A brilliant life cut short
Travelling to the US to attend the funeral of his eldest son GV Loganathan will be the most difficult journey Vasudevan has ever undertaken, reports GC Shekhar.india Updated: Apr 18, 2007 02:46 IST
Travelling to the United States to attend the funeral of their eldest son GV Loganathan will be the most difficult journey Vasudevan, 79, and his wife Kannamal, 70, have ever undertaken. Loganathan — GV to his friends, Logu to his family — was a professor at Virginia Tech University and one of the 32 gunned down on campus by a troubled South Korean student on Monday.

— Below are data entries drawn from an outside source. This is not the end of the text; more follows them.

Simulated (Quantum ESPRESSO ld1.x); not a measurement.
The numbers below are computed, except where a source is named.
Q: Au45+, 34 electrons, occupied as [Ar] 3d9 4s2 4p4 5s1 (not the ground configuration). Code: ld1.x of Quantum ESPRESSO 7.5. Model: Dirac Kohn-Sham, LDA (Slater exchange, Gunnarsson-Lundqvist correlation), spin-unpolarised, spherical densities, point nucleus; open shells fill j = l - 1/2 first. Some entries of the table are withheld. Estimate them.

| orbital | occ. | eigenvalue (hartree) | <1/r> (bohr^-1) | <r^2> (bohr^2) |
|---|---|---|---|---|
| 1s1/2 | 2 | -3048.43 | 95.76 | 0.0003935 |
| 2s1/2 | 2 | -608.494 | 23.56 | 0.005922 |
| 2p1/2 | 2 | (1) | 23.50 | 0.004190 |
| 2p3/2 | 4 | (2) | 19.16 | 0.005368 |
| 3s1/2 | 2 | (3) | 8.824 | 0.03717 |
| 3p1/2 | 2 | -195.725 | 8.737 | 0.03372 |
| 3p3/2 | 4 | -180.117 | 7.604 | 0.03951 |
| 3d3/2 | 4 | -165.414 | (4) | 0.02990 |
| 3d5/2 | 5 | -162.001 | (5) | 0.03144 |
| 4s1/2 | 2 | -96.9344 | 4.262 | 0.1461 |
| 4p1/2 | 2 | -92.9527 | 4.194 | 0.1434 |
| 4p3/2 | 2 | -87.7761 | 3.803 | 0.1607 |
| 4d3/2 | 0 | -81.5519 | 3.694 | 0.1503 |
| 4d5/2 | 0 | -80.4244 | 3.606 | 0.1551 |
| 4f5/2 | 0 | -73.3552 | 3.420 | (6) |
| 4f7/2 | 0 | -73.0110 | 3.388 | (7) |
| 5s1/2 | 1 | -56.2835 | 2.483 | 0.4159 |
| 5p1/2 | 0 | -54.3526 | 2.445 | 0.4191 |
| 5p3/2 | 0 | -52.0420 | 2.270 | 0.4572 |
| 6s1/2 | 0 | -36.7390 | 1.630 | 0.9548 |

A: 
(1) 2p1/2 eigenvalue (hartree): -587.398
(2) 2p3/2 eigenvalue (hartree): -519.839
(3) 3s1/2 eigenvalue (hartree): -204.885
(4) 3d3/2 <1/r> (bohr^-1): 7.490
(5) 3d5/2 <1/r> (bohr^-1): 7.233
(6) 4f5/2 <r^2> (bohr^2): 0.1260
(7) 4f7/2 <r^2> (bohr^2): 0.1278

In Karunthadipalayam village near Gobichettipalayam, 80 kilometers from Coimbatore, Loganathan’s family is still reeling from the news of his death. “Logu’s wife Usha called us this morning to convey the news and ever since, both my parents have gone into a shell,” said younger brother GV Senguttuvelan on Tuesday.
Vasudevan, a retired state government official, had initially wanted the funeral in their hometown but then chose to travel to Virginia instead, since his son had been an American citizen for almost three decades and the legal hassles of transporting his body to India were too many.
None of the family members have passports and will be given emergency passports. “The local police have been helpful with these formalities,” said Senguttuvelan. Vasudevan and Kannamal will first travel to Mumbai, where they will be joined by Usha’s father. They will then leave for the US on Wednesday night or Thursday.
Loganathan — an alumnus of the Indian Institute of Technology-Kanpur — last visited his village in 2004 and had been planning another trip this year.
“He was a good teacher, among the most popular on campus. He taught hydraulics,” said Dr R Sivanandam, who taught in the same civil engineering department from 1991 to 1997 and is now a civil engineering professor in IIT-Madras. “GV used to be a very helpful colleague and was particularly sought after by Indian students for his advice,” he added. Sivanandam said the civil engineering department at Virgninia Tech was located in Patton Hall but occasionally, due to tight scheduling, classes were held in Norris Hall; this was where GV was shot dead.
“It is unimaginable that the rash act of one person can shatter so many lives and destroy the peace of what has always been a tranquil place. Virginia Tech is one of the safest places in the US. We would even leave our homes and cars unlocked and nothing would happen,” Sivanandam observed.
At Loganathan’s alma mater, a condolence meeting was held and rich tributes paid to him.